A milliner – one of the last in the trade – is saying goodbye after 55 years.
Peta Bogat, 75, has been designing and selling hats at Daphne’s on Alexandria Drive, St Annes for decades.
On Saturday, she closed the millinery shop for the final time.
The shop is named after her mum, who arrived in St Annes to escape the Blitz, as an evacuee from Romford during the Second World War.
Peta and her mum took over from a greengrocers with £50 in their pocket to start the business.
And for the past 55 years, Peta has been making hats for brides-to-be, local dignitaries and even the most exclusive people thousands of miles away.

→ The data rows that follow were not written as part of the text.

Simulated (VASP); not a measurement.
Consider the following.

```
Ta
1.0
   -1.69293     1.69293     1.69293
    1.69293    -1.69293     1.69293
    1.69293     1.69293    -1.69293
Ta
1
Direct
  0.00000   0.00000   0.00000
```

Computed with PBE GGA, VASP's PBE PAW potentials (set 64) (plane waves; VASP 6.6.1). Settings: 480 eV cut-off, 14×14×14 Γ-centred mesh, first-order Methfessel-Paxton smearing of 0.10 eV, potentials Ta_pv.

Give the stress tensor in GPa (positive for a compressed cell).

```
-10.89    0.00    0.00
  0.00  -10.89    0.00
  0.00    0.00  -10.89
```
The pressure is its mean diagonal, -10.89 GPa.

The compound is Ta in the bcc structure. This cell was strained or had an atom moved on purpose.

She said: “We used to have orders from Dubai and Hong Kong for governors attending horse racing days there.”
The 75-year-old first started making hats at the age of 13 after being taught by her mother.
It is now recognised as a dying trade, with most hats mass-produced in factories.
Peta said: “I will miss the day-to-day work and meeting all the new people that come into the shop.
“Each person has their own story and is usually buying something for a special occasion so its always nice to know what the event is.
“I’ve always tried to provide a personal touch when serving which you don’t get much these days and I think people appreciated that.”
The shop is one of the last in the country dedicated to designing hats – something Peta finds a shame.
She added: “There is a craft and skill to the making of the hat that unfortunately many do not know any more.
“People just don’t wear hats as much these days but I’m sure it will come around again at some point.”
Peta first started working in the shop while working for the RAC outside the Imperial Hotel in Blackpool.
While her mother taught at a local college in term-time, Peta would serve at the shop.
John Mercer, owner of arts and craft shop, Drift, also on Alexandria Drive, said: “It’s a real shame to see Peta go, she is a great woman and it’s remarkable she has been there for all that time.”